In This Week’s Beet Box:
- New Veggie of the Week: Potatoes!
- Part II: The Joy of CSA Farming
- Strawberries: Phoenix Rising?
In your share this week:
- Head Lettuce
- Purplette Onions (the last of ‘em for the year)
This means that some pickup sites will receive it this week, others next week – or in a future week.
New Veggie of the Week: Potatoes
I'm trying not to count my chickens before they hatch (given last year’s disappointment when late blight wiped out half of our potato patch), but oh man - it’s looking like a good spud year so far. We dug the first couple beds of Desiree red potatoes on Monday and pulled out some impressive lunkers – a pound apiece, some of them!
This week’s potatoes are semi-new, meaning that the skin is thin and hasn’t cured fully yet (you’ll notice little scuffs and places where the skin peeled off while we were washing them). Because of this, you should store them in your fridge in a plastic bag. It also means that these potatoes are as juicy as they come.
“Juicy?” you’re thinking? Since when are potatoes juicy? When they’re fresh. Go get a store-bought potato and do a side-by-side cut-in-half test. The Desirees in your share this week will actually weep, since they haven’t lost any of their moisture content in storage. You might not think there would be much difference in taste with something as plain and basic as a potato, but I think you’ll be pleasantly surprised this week when you cook up your freshly dug spuds.

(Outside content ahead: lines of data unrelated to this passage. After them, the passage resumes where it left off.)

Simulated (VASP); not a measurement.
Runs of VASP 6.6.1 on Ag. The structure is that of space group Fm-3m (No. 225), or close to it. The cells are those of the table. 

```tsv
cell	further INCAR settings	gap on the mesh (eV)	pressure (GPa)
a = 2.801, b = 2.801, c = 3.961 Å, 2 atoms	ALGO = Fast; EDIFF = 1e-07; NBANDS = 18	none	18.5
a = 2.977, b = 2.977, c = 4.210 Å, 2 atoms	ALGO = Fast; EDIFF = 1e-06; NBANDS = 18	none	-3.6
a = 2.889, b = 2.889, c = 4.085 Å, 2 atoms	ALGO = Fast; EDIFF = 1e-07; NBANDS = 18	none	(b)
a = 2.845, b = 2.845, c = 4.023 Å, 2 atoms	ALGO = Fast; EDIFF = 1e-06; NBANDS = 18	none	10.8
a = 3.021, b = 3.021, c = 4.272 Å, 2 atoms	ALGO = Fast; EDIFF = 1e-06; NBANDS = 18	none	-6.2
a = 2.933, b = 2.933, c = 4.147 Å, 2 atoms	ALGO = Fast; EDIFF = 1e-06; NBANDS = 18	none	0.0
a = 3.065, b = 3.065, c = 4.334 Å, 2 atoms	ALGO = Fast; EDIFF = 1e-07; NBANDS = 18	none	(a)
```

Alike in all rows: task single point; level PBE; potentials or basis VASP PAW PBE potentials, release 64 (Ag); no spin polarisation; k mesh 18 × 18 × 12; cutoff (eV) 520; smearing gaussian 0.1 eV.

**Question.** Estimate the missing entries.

If you haven’t already tried it, this would be a great week to make the recipe for Collards with Potatoes: http://www.valleyflorafarm.com/content/collards-potatoes
Desiree potatoes are also a good candidate for potato salad. I like to make a tangy version that’s lighter on the mayo, full of veggies, and uses some of Candace’s fresh eggs, hardboiled:
Part II: The Joy of CSA Farming
On the heels of last week’s Beet Box about the challenges of CSA farming, my inbox was awash in wonderful emails from our members. I am sharing some of them here, anonymously, to give you a glimpse of what makes this work so gratifying at times. It’s true, farming is tough at times, but having a community of eaters like you – who are sympathetic to the setbacks and appreciative of the successes – makes it all a very, very worthwhile endeavor.
We love hearing from you. Of course we prefer to get the happy, gushing emails from our members, but we definitely want to hear from you if you have some negative/constructive feedback for us as well. I mean it.
Thanks for all your hard work. You guys are amazing!
As a consumer I just want to say thank you for providing healthy food for us. I know it can often feel like a thankless job full of hard work and sometimes disappointment, however what you are doing is greatly appreciated!
Please know that from my point of view, each week is a surprise and I look forward to the pick-up each week. I have learned to cook vegetables and have felt better for it! Who knew that I liked collards and chard! I love it! The only thing that I can't get to know or like are beets! That's ok, though, since I'm sharing with my sister and she likes them. I appreciate that when you go organic, mother nature has the final say! I am duly spoiled. I can't eat produce from Safeway any more. I love it!
Love your newsletter! It’s so informative, helpful and fun. You have a great sense of humor. I also want to thank you for providing me, my family, and the whole south coast community with the most wonderful vegetables. I have learned to eat so many more veggies than I used to have in my repertoire thanks to your food baskets. For example, the first year, I just kinda looked at the kale. I didn’t know what to do with it and was sure I wouldn’t like it. Then I got a couple of recipes and now it is probably my very favorite “green.” Now, I will try beets. I am not a beet fan, but I’ll try the recipe you listed. Oh, and I do like beet chips that my husband makes in the oven. Who knows? I may decide beets are the greatest thing since Seth’s bread! So keep up the good work! We are blessed to have you and your produce in our lives!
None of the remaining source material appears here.